Labor as Capital: AI and the Ownership of Expertise | Research Seminar with Danielle Li

When and Where

Wednesday, March 18, 2026 12:30 pm to 2:00 pm
CIRHR Room 205

Speakers

Danielle Li, Professor, MIT Sloan School of Management

Description

HYBRID FORMAT
Zoom Link
Meeting ID: 857 9248 4298

Professor Li will present her co-authored work, Labor as Capital: AI and the Ownership of Expertise (with Zoe Cullen and Shengwu Li)

Abstract | Workplace surveillance increasingly generates data that can train AI systems to replicate worker expertise. Using a large online survey experiment of U.S. workers, we provide evidence that workers believe that they have valuable uncodified knowledge about how to perform their jobs, and believe that they have substantial flexibility in how much knowledge they can withhold or share with their employers.  We formalize this behavior in a model of knowledge supply under surveillance-enabled AI and use it to evaluate alternative policies. Individual data ownership---workers' preferred policy---eliminates knowledge withholding but creates negative externalities: one worker’s data strengthens the firm’s bargaining position against others, potentially making all workers worse off. In contrast, collective data ownership achieves the first-best outcome, promoting knowledge sharing while allowing workers to benefit from AI-driven productivity gains. These findings highlight the importance of labor agreements in shaping AI adoption in labor markets.

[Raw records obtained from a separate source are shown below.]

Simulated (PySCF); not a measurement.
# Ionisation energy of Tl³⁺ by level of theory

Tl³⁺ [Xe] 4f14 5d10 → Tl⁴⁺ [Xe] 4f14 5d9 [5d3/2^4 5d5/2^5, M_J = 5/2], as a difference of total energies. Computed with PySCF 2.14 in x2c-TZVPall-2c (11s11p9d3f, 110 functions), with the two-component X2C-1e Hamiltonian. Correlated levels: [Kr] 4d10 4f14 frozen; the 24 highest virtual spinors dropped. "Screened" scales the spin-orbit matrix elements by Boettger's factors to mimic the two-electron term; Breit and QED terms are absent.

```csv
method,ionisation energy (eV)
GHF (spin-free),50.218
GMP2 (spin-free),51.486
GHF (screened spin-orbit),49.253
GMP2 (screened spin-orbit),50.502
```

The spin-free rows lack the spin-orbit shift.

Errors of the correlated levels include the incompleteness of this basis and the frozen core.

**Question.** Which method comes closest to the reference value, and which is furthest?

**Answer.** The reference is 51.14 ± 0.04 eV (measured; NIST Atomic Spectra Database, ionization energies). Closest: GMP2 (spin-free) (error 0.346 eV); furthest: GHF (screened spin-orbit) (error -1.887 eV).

Danielle Li is the David Sarnoff Professor of Management of Technology and a Professor at the MIT Sloan School of Management, as well as a Faculty Research Fellow at the National Bureau of Economic Research. Her research interests are in economics of innovation and labor economics, with a focus on how organizations evaluate ideas, projects, and people. Danielle's work has been published in leading academic journals across a range of fields, including the Quarterly Journal of Economics, Science, and Management Science. In addition, her work has been regularly featured in  media outlets such as the Economist, New York Times, and Wall Street Journal. She has previously taught at the Harvard Business School and the Kellogg School of Management. She holds an AB in mathematics and the history of science from Harvard College and a PhD in economics from MIT.